Market News

Cattle futures close higher

Cattle country was quiet following the distribution of the new showlists. Ready numbers appear to be larger in Nebraska and Texas, somewhat smaller in Colorado and Kansas, but generally steady over the larger area. A few showlists have been priced around 150.00 in the South and 240.00 in the North. Significant volume will probably be delayed until Wednesday or Thursday. The Monday kill was estimated at 113,000 head, 5,000 more than last week, but 5,000 less than last year.

Boxed beef cutout values were steady to firm on light to moderate demand and light offerings. Choice boxed beef was up .10 at 253.32, and select was .49 higher at 248.64.

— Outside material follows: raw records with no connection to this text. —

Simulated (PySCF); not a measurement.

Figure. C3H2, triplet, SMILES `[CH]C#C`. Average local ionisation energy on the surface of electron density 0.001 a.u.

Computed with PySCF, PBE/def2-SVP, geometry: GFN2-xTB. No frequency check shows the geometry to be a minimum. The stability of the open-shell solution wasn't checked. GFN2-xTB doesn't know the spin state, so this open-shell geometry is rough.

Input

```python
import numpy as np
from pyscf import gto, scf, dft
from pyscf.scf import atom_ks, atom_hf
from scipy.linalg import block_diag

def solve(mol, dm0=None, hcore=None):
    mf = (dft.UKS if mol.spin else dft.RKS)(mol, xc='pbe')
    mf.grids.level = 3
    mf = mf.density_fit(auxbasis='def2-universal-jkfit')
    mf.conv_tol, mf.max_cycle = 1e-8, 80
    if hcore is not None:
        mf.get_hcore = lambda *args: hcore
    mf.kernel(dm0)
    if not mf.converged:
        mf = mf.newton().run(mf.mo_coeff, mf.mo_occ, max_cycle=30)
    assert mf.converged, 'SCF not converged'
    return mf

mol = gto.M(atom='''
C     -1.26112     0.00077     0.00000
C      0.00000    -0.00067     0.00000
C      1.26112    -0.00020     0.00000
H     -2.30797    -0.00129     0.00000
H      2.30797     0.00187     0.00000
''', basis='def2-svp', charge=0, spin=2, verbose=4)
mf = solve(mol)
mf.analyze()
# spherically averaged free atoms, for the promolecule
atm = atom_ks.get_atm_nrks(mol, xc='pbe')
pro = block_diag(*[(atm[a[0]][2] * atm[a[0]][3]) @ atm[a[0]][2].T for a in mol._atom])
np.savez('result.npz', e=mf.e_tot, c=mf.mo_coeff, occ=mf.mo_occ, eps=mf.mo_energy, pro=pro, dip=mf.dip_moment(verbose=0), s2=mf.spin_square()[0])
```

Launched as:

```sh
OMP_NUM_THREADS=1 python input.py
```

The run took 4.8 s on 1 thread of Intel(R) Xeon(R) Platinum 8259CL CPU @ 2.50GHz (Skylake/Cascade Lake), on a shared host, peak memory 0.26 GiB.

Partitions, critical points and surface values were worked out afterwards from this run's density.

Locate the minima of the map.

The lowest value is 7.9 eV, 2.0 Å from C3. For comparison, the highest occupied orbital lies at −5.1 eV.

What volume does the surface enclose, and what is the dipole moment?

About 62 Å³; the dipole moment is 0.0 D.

Strong triple digit gains developed in the live cattle contracts on the Chicago Mercantile Exchange on Monday. Traders continued to focus on the losses seen last week, and the potential to cover positions at the end of the month. Fundamentals have not changed, but there seems to be very little significance to push prices aggressively higher over the coming days. June settled 1.40 higher at 149.80, and August was 1.97 higher at 150.00.

Firm buyer support jumped back into the feeder cattle futures as live cattle contracts have become the driver, and sparked some short covering in the lightly traded session. It is expected activity will remain light through most of the week, which may help draw additional buyer interest back into the seemingly oversold market. August futures finished 1.95 higher at 219.20, and September was up 1.97 at 217.87.

Feeder cattle receipts at the Joplin Regional Stockyards on Monday totaled 5,000 head. Compared to last week, steer and heifer calves opened steady to weak, and yearlings were weak to 3.00 lower. Demand for feeders’ is good and the supply is moderate. Feeder steers medium and large 1 weighing 500 to 600 pounds traded from 255.00 to 291.00. 5 to 6 weight heifers brought 231.00 to 244.00 per hundredweight.

Mixed trade was evident in the lean pit with the nearby contracts holding moderate losses following the rally in hog numbers in Friday’s hogs and pigs report. Triple digit gains were seen in the deferred contracts as the expectations that farrowing’s will ease through the next several months and should tighten up supplies over the long term. July settled .80 lower at 74.65, and August was down .85 at 71.97.

Barrows and gilts in the Iowa/Minnesota direct trade closed .47 higher at 74.63 weighted average on a carcass basis, the West was up .53 at 74.58, and nationally the market was .53 higher at 73.52. Midwest hogs on a live basis were steady from 47.00 to 60.00.

The pork carcass cutout value was 1.18 higher FOB plant at 82.91. Bellies and ribs were both over 3.00 higher.

The June 1 hog inventory released on Friday confirmed a smaller than expected breeding herd and more modest summer and fall farrowing intentions. Such surprising news should help support deferred lean futures early this week.

Monday’s hog kill was estimated by USDA at 424,000 head, 7,000 greater than last week, and 19,000 more than last year.